Oddidies in the .mailmap parser & future syntax extensions

Ævar Arnfjörð Bjarmason <avarab@xxxxxxxxx> · Fri, 10 Sep 2021 18:48:26 +0200

[Changed subject]

On Fri, Sep 10 2021, Gwyneth Morgan wrote:

> On 2021-09-10 14:02:36+0100, Fangyi Zhou wrote:
>> Similar to a35b13fce0 (Update .mailmap, 2018-11-09).
>> 
>> This patch makes the output of `git shortlog -nse v2.10.0..master`
>> duplicate-free by taking/guessing the current and preferred
>> addresses for authors that appear with more than one address.
>
> The line for Jessica Clarke should probably just be
>
> Jessica Clarke <jrtc27@xxxxxxxxxx>
>
> That works the same and doesn't put a reference to an old name.

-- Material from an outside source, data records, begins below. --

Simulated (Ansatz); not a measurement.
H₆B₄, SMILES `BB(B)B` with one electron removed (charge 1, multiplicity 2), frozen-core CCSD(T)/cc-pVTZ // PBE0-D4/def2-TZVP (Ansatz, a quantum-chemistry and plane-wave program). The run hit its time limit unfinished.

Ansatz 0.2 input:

It does work exactly the same!

More specifically this is an unintentional bug/misfeature/looseness in
the .mailmap parser, an entry like:

    Foo <foo@xxxxxxxxxxx> Bar

Is exactly equivalent to:

    Foo <foo@xxxxxxxxxxx>

I.e. we simply ignore the " Bar" part. The reason for this is that we're
internally treating nonsense input as if the line simply ended there.

Even having documented and tested some of this recently in 05b5ff219c2
(mailmap doc + tests: add better examples & test them, 2021-01-12) I
found this a bit surprising. I probably found out at the time, but
forgot and had to go source spelunking again.

I'd expect:

    Foo <foo@xxxxxxxxxxx> Bar

To be an alias/shorthand for:

    Foo <foo@xxxxxxxxxxx> Bar <foo@xxxxxxxxxxx>

Which is something that might be applicable / useful in some
cases.

E.g. a name might change over time from "Foo", to "Bar", to "Zar", but
just because we're at "Bar" and want to map "Foo" to "Bar", that might
not mean that we'd like to map any future name at the same address
(i.e. the future "Zar") to the same "Foo".

In practice I suspect that's more commonly what people do want to do,
maybe we should warn about it, I did mean to hook some pedantic mode of
the parser at some point up to git-fsck.

More annoying is that this:

    New <foo@xxxxxxxxxxx> <bar@xxxxxxxxxxx>
    <foo@xxxxxxxxxxx> <zar@xxxxxxxxxxx>

Doesn't mean the same as:

    New <foo@xxxxxxxxxxx> <bar@xxxxxxxxxxx>
    New <foo@xxxxxxxxxxx> <zar@xxxxxxxxxxx>

I.e. I'd expect the name to map to the empty string, *unless* we saw an
earlier address, i.e. just as we do for the first bar -> foo line (we
map it to a name of "New", we don't map it to an empty name).

So that's some #leftoverbits, perhaps someone somewhere relies on that,
but it seems like an obvious shorthand to have. I can't imagine it being
useful to map to empty names, and much of e.g. git.git's mailmap is
repeated entries with the same name over and over again.

I suppose we could also extend it to new syntax such as:

    New <foo@xxxxxxxxxxx> <bar@xxxxxxxxxxx> <zar@xxxxxxxxxxx>

Doing that would be strictly backwards compatible, i.e. now we'll
entirely ignore the 3rd E-Mail address. It does mean we also
accidentally support things like:

    New <foo@xxxxxxxxxxx> <bar@xxxxxxxxxxx> # A comment, because we ignore everything after the 2nd address

But don't tell anyone I told you that :) But that is something that
might technically have inadvertently closed the door to future syntax
extensions, but we could probably do them anyway, or at worst have some
heuristic.

Another useful thing might be to support:

    New <> Old <>

As an explicit mapping of the name "Old" wherever we see it to "New", or:

    New <> Old <>

To change just the name "Old" to "New" everywhere, without considering
the E-Mail address. Both of those are probably too crazy to be useful,
especially since if we supported that we'd logically also support:

    New <> <>

To assign all the commits to the name "New", but retain the address.